What is the efficient way to implement universal ATM algorithm?

Question

Last week I attended interview where I was asked to write code for universal ATM algorithm.

So I had to implement function ATM that takes all available banknotes with their limits and desired amount of money and returns any possible way to combine this amount of money from given banknotes and their limits.

The 1st iteration of ATM function implementation was quite simple, because limits looked like

{
    1000: 20,
    500: 430,
    100: 300,
    50: 23,
    10: 23
}

But in the last iteration of task limits looked like

{
    1000: 20,
    500: 430,
    100: 300,
    50: 23,
    30: 23
}

I suppose, I succeed to implement working version of this algorithm, but I am unhappy with its final complexity and I feel there should be something much more efficient.

My decision is following:

1. Creating all possible subsets for given currencies, so [100, 50, 30] set will be converted into 7 subsets: [[100], [50], [30], [100, 50], [100, 30], [50, 30], [100, 50, 30]].

2. Try to form needed amount within each subset, so if I have to deal with 180 amount I'll try to form this amount

   • only with 100 banknotes, this attempt fails
   • only with 50 banknotes, this attempt fails
   • only with 30 banknotes, this attempt succeeds with result like {30: 6}
   • with 50 and 30 banknotes, this attempt succeeds with result like {50: 3, 30: 1}
   • with 100 and 50 banknotes, this attempt fails
   • with 100 and 30 banknotes, this attempt fails
   • with 100, 50 and 30 banknotes, this attempt succeeds with result like {100: 1, 50: 1, 30: 1}

3. Select from successful variants any I like and return it as a result.

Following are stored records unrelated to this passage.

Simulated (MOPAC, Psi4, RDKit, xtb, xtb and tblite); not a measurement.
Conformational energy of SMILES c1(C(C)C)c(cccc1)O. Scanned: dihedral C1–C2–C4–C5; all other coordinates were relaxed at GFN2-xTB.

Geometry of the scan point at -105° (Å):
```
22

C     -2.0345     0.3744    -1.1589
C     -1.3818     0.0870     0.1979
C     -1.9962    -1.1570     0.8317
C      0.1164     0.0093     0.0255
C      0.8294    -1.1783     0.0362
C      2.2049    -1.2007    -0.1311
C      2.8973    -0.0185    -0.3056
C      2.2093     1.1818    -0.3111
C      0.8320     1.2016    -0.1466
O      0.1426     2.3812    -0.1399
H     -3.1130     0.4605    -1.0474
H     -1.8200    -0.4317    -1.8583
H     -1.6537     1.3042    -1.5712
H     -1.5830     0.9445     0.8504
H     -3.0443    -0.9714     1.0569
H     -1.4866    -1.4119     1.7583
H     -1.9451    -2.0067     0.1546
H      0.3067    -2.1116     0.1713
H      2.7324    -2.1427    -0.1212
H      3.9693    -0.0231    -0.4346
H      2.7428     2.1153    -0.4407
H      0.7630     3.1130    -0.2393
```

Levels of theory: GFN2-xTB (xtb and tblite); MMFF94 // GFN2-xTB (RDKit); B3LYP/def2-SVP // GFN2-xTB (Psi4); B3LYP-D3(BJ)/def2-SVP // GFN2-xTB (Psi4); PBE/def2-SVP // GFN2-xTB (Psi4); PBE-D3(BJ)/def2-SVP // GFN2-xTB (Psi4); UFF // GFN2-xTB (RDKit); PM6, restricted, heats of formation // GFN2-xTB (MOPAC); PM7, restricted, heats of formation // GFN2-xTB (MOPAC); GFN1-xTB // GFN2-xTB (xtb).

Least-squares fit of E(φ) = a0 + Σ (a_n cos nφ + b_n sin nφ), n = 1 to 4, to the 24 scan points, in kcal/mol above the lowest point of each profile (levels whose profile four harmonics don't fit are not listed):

The working code for my decision in JavaScript is below:

function getAllSubsetsInSet(set) {
    const result = [];
    let mask = 1;

    do {
        let maskString = mask.toString(2).padStart(set.length, '0');
        result.push(set.filter((item, index) => maskString[index] === '1'));
        mask++;
    }while (mask < (2 ** set.length));

    return result;
}

function getMoney(currencies, limits, amount) {
    const sorted = currencies.sort((a, b) => b - a);

    let workingLimits = {
        ...limits
    };
    let workingAmount = amount;
    let result = {};

    for (let i = 0; i < sorted.length; i++) {
        let currentCurrency = sorted[i];
        let desiredBanknotes = Math.floor(workingAmount / currentCurrency);
        let availableBanknotes = workingLimits[currentCurrency];
        let banknotesToBeUsed = (availableBanknotes < desiredBanknotes) ? availableBanknotes : desiredBanknotes;

        workingAmount = (workingAmount - (banknotesToBeUsed * currentCurrency));
        workingLimits[currentCurrency] = availableBanknotes - banknotesToBeUsed;
        result[currentCurrency] = banknotesToBeUsed;
    }

    if (workingAmount > 0) {
        return {
            result: {},
            limits,
            error: true
        }
    }

    return {
        result: result,
        limits: workingLimits,
        error: false
    }
}

function ATM(limits, amount) {
    let currencies = Object.keys(limits).map(item => Number(item));
    let allCurrencyCombinations = getAllSubsetsInSet(currencies);
    let resultsForEachCombination = allCurrencyCombinations.map(combination => {
        return getMoney(combination, limits, amount);
    });

    const succeedResults = resultsForEachCombination.filter(variant => !variant.error);
    if (succeedResults.length) {
        return succeedResults;
    }

    return {
        result: 'No possible ways',
        limits
    }
}

console.log(ATM(
    {
        1000: 20,
        500: 430,
        100: 300,
        50: 23,
        30: 90
    },
    180
));

But please, could anyone help me with the right and eficient way to implement this logic? Any programing language and pseudocode would be OK.

Thank you!

Answer 1

There is something much more efficient. Just write a recursive algorithm that tries the greedy thing of as many large bank notes as you can first. If there is an answer, it will normally be found very fast. But failure will be slow.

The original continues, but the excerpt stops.